The last time the Padres rolled into Texas, their season was on the brink. They'd lost five straight games in mid-August, falling below .500 for the first (and only) time all season. Injuries were piling up. Their bullpen was in shambles.
Then Fernando Tatis Jr. worked a 3-0 count and had the audacity to swing with a seven-run lead. You probably know the rest.
Tatis hit a grand slam that echoed across the sport. The Padres entered that night 11-12. They’ve gone 28-12 since, including their first playoff series victory in 22 years.
"We just found a way to bring everything together -- the offense, the pitching, the defense, everything," Tatis said Monday, recalling that fateful series in Arlington. "Everything started clicking in the one moment. We just hopped on the train and followed the same track until the end of the season."
The Padres are back where it began this week. They open a best-of-five National League Division Series against the rival Dodgers on Tuesday night at Globe Life Field.
Tatis has already authored one indelible moment in Arlington. Now, he's looking for a few more.
"Real players make real history in the postseason," Tatis said.
The Padres made their share of it in the regular season, too. In the three games after Tatis' blast, Wil Myers, Manny Machado and Eric Hosmer also hit grand slams -- the first time in MLB history that any team had done so in four straight games. Two days later, Jake Cronenworth made it five in six.
Tatis' grand slam would spark a seven-game winning streak, and "Slam Diego" was born.
But those good vibes weren't exactly instantaneous. Everyone, it seemed, had an opinion on Tatis' 3-0 hack, and it wasn't all positive.
The Rangers were unhappy with Tatis for swinging on 3-0, ahead by seven runs, contending that he'd broken one of the sport's unwritten rules. Padres manager Jayce Tingler publicly indicated it was a "teachable moment" because Tatis had missed a take sign.
The rest of the baseball world greeted that backlash with backlash. Hall of Famers Reggie Jackson and Johnny Bench chimed in. They wanted to see one of the sport's most exciting young players unconstrained.
As if Tatis would ever play this game constrained.
While the outside world raged about unwritten rules, Tatis was his usual affable self.
That night, on the team bus, Tatis grabbed a seat in the row behind his skipper, no signs of any purported drama. Rather than the grand slam -- or the missed take sign -- talk on the bus centered around two other pitches in that very at-bat.
Tatis had been working hard to limit his chases -- particularly breaking pitches below the strike zone and particularly against right-handed pitchers. Padres coaches raved about the way Tatis laid off two filthy sliders from Rangers right-hander Juan Nicasio. He’d truly earned his 3-0 count.

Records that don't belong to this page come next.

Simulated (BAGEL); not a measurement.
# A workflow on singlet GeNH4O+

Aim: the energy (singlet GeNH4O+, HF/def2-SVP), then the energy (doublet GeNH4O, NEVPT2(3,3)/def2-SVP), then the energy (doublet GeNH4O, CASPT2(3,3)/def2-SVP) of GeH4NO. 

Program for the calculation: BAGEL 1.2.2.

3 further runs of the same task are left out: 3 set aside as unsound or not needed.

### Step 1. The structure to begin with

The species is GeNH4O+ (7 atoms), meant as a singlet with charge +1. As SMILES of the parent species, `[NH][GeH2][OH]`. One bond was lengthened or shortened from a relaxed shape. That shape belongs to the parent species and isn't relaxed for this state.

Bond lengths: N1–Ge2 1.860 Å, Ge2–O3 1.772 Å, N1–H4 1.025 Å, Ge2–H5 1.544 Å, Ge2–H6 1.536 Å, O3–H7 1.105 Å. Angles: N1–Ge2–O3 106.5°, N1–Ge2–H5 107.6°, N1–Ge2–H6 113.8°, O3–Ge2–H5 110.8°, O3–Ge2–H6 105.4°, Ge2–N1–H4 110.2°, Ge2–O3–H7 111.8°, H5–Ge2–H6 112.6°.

Then the conversation shifted away from baseball entirely.
"I just was enjoying my night," Tatis recalled. "I hit two home runs in one game, and that was about it. There was a lot of noise -- blah, blah, blah. I just didn't want to get caught into that. Come the next day, play the game I know how to play."
Tatis broke more unwritten rules the very next day. With the Padres leading by six runs, Tatis broke for third base with two outs against Rangers reliever Ian Gibaut. A day earlier, it was Gibaut who threw a fastball behind Machado on the next pitch after Tatis' grand slam. (He would later serve a two-game suspension.) Gibaut was caught off guard, and his throw to third was a split-second late. Tatis slid in safely.
The message was clear: Tatis wasn’t about to change anything about his relentless style of play. The rest of the baseball world would have to adjust to him.
That morning, Tingler had already walked back some of his comments. He acknowledged being wrong about giving Tatis the take sign in the first place.
"Obviously, it wasn't the right call," Tingler quipped. "He took one swing of the bat and got four runs."
That weekend, Tatis found himself in another 3-0 count, his first since he'd riled the baseball world. The Padres led the Astros, 11-2.
Tatis crouched in the right-handed batters box. Again, he didn't look to his third base coach. This time, Tatis stared directly into the Padres' dugout, in Tingler's direction, perhaps looking for guidance.
A moment later, Tatis stood up and dug in. He unleashed another ferocious swing. With a nine-run lead this time, Tatis sent a 109 mph missile roaring up the middle. Astros second baseman Jose Altuve made a diving catch, and Tatis chuckled to himself as he walked back to the dugout.